Playing the role of architect and designer, interior designer Greg Natale describes this featured project as one that is completely unique. “Unlike other homes that comprise openplan spaces, a house that is either closed or just more traditional like this prompts a different type of design,” says Greg. The home’s narrow width also meant Greg had to do things a little differently.
As you first enter the home, the lounge room on the left is closely followed by the dining room, kitchen and bathroom. The home is divided into four key sections for living and although these rooms are disconnected from each other, there is still a sense of continuity. From the front door, you are able to see right through to the back. In this small-space interior, glass played a leading role. Used because of its ability to create the illusion of space, this dominant feature added dimension and welcomed an abundance of light inside. While the layout is not open-plan, a doorway and lintel were removed to create a feeling of space. The benefit of reducing the staircase to the thinnest it could be was two-fold: a functional design element that led to the second level and one that made minimal impact. “It couldn’t be a solid element as it would have taken up too much visual space,” continued Greg.

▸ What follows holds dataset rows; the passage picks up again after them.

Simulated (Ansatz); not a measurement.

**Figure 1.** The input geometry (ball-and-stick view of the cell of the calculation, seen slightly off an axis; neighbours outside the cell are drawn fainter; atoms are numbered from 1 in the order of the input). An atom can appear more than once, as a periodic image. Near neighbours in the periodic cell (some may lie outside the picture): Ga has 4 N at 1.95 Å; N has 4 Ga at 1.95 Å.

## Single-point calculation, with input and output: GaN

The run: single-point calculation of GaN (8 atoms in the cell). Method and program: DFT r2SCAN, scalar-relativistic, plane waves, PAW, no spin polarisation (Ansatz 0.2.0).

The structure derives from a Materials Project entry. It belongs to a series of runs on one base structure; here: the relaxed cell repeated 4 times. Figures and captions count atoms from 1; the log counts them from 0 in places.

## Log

The interior follows a very minimal approach. “It’s all about the details in this house and there just wasn’t a great need to jazz it up with the furnishings.” However, choosing to keep a design simple doesn’t mean it can’t be cutting-edge. “We weren’t afraid to use colour and pattern. Inspired by a theme, our team welcomed green and orange accessories to create a layer of retro,” Greg says. Offsetting the predominantly neutral colour palette, this subtle exploration of colour freshened up the space and created a living environment that was both beautiful and elegant. The owners also wanted to incorporate a glamorous bathroom into the design, so the Greg Natale Design team set to work rebuilding that area and turned the bathroom into a glass box, literally. “We sunk the bath and it was the floor-to-ceiling door and louvres that established the shape which became known as the box of glass,” he says. The owners also wanted their home to function as a place they could relax and entertain in. The introduction of a courtyard at the back fulfils this request. It can be said that this terrace, while small, has all the elements: it’s retro, light-filled and totally glam.